The private geopolitical intelligence firm, often referred to in the US as the 'Shadow CIA', employs former Agency intelligence analysts, and is known for its secretive links to government officials, multinational corporations and shady private security subcontractors.
Two years on, the tone of the analyses produced by the company has shifted. In December, in its predictions on the shifting geopolitical environment for 2017, Stratfor said that Russia has a chance to shift the entire Eurasian balance of power in its favor.
Last week, the intelligence firm continued on this trend, with an assessment titled 'Russia Regains Its Momentum Across Eurasia'. The latest forecast explains how Moscow is using the Collective Security Treaty Organization (CSTO) and the Eurasian Economic Union (EEU) to "gain more clout across Eurasia."

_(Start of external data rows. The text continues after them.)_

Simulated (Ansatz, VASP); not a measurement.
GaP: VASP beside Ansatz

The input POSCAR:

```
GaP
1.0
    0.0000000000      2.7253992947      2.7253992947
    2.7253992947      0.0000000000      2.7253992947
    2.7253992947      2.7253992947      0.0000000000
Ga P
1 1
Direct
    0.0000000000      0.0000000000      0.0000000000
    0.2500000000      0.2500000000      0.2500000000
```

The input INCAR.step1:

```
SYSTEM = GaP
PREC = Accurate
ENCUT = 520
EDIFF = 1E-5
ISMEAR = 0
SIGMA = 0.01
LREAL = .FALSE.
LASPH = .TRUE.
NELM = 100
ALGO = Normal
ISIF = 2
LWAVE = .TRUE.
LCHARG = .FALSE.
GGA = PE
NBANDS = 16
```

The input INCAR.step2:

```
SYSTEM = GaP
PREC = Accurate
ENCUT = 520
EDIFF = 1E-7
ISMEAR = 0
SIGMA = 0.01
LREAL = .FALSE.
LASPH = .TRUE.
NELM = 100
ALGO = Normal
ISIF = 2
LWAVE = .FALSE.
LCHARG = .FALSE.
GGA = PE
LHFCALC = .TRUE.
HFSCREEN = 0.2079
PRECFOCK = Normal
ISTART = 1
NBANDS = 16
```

Stratfor predicts that the "the region's precarious security situation," combined with problems stemming from divisions in the European Union, "will force the [Eurasian] blocs' members to cooperate more closely with Moscow." Russia, the report says, considers it its vital interest to secure these post-Soviet "borderlands," and is using "the tools at its disposal – including military cooperation and economic blocs – to do so."
Military integration is being achieved via the CSTO, a six member bloc including Russia, Armenia, Belarus, Kazakhstan, Kyrgyzstan and Tajikistan, with Afghanistan and Serbia acting as observer states. The EEU, on the other hand, includes Russia, Armenia, Belarus, Kazakhstan, and Kyrgyzstan, with Moldova recently signing on as an observer, and is being used to encourage economic integration.
According to Stratfor, Moscow uses these two blocs "to institutionalize its influence in its periphery. Russia was "able to deepen its regional economic integration and clout through the Eurasian Economic Union while presenting the CSTO as an alternative to NATO, building Russia's image as a strong global power –especially against the West."
The varying trajectories of those states excepted, Stratfor emphasizes that security threats, including "militant attacks and protests," are "forcing CSTO countries to cooperate more closely with Russia on security and military issues than ever before."
On the economic front, the report recalls that "Belarus and Russia reached an agreement in April on months-long deadlock over natural gas and debt disputes, spurring the Belarusian government to sign onto the Eurasian Economic Union's Customs Code. (Minsk had been the only holdout in signing the code, which sets uniform import duty rates across the bloc.) With Belarus in tow, the country can now take effect on July 1."
Furthermore, the assessment adds that "Moldova, which had long leaned toward the West, also applied and was approved for observer status in the bloc on April 14," with President Igor Dodon signaling his "inclination to work with the bloc in the future."
Ultimately, the report anxiously asserts that the EEU and CSTO "are gaining momentum in Eurasia. A precarious security environment in the region, coupled with enduring divisions in the West, has left former Soviet countries with few options but to turn to these blocs and settle some of their differences."
In any case, the latest Stratfor assessment is a far cry from its absurd 2015 claim that "we do not think the Russian Federation can exist in its current form for the entire decade."